Iraqis receive just a few hours of national grid power a day with which to run air conditioners and refrigerators in blistering 50-plus degree Celsius (122 Fahrenheit) heat.
Power, and the lack thereof, has been a constant complaint of Iraqis, thousands of whom protested in the south of the country last year to bemoan poor electricity supplies.
The government has sought to head off similar rallies this year by pushing a raft of proposals, including one that provides free fuel to private generator operators on the condition that they sell it at a reduced price to Iraqis.
Several other planned deals are languishing.
In April, Iraq awarded China National Machinery & Equipment Import & Export Corp a $204.4 million contract to build a 500 megawatt electrical power plant consisting of four 125-megawatt units in the southern province of Basra, with the project due to be completed in 18 months.
But the head of the electricity committee in Basra province, Ziad Fadhel Ali, said that "the electricity ministry did not sign the final contract, and we don't know until now the reason for the delay."
"Since the signing of the initial agreement, the company has not taken any step towards implementing the contract because of the obstruction of the electricity ministry," Ali said.
In May, meanwhile, South Korea's STX Heavy Industries signed a $2.76 billion deal to build 25 diesel power plants in Iraq.
But an Iraqi government official, speaking on condition of anonymity, said that the deal fell through because the firm did not receive the necessary guarantees from Korean banks.
"Korean banks did not provide the company with financial guarantees, so they stopped implementing the contract," the official said.

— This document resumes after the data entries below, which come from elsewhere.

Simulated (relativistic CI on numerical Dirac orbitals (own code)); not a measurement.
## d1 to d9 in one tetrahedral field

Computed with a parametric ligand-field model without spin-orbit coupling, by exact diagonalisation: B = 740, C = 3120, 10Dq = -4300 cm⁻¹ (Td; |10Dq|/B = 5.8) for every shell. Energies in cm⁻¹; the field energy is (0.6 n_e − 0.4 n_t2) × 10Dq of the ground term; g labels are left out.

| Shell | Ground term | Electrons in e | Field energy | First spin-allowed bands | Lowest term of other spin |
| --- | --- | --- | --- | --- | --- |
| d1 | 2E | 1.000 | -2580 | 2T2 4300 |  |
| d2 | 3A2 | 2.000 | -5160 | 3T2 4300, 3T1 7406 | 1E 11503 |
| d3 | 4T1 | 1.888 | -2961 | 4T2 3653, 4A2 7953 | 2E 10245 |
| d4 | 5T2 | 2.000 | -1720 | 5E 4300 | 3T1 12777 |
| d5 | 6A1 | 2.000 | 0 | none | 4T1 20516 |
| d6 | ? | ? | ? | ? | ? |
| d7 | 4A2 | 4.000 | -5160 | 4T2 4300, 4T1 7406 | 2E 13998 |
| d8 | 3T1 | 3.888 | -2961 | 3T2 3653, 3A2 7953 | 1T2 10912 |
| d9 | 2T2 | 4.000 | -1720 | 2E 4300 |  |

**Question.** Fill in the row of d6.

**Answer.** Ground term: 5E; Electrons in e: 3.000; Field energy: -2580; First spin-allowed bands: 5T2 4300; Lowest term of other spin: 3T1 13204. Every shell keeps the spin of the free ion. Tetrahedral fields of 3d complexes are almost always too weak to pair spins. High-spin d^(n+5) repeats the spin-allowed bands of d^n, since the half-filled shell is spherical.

Another Iraqi official, who also did not want to be identified, said Iraq "contracted with these companies with the aim of quick success," as they claimed to have been able to set up power stations quickly.
"The big international companies want guarantees for projects paid (after completion) from the parliament or the finance ministry, but parliament did not cooperate with the government in this regard," he said.
"Therefore, the government was not able to convince major companies to come" invest in the sector.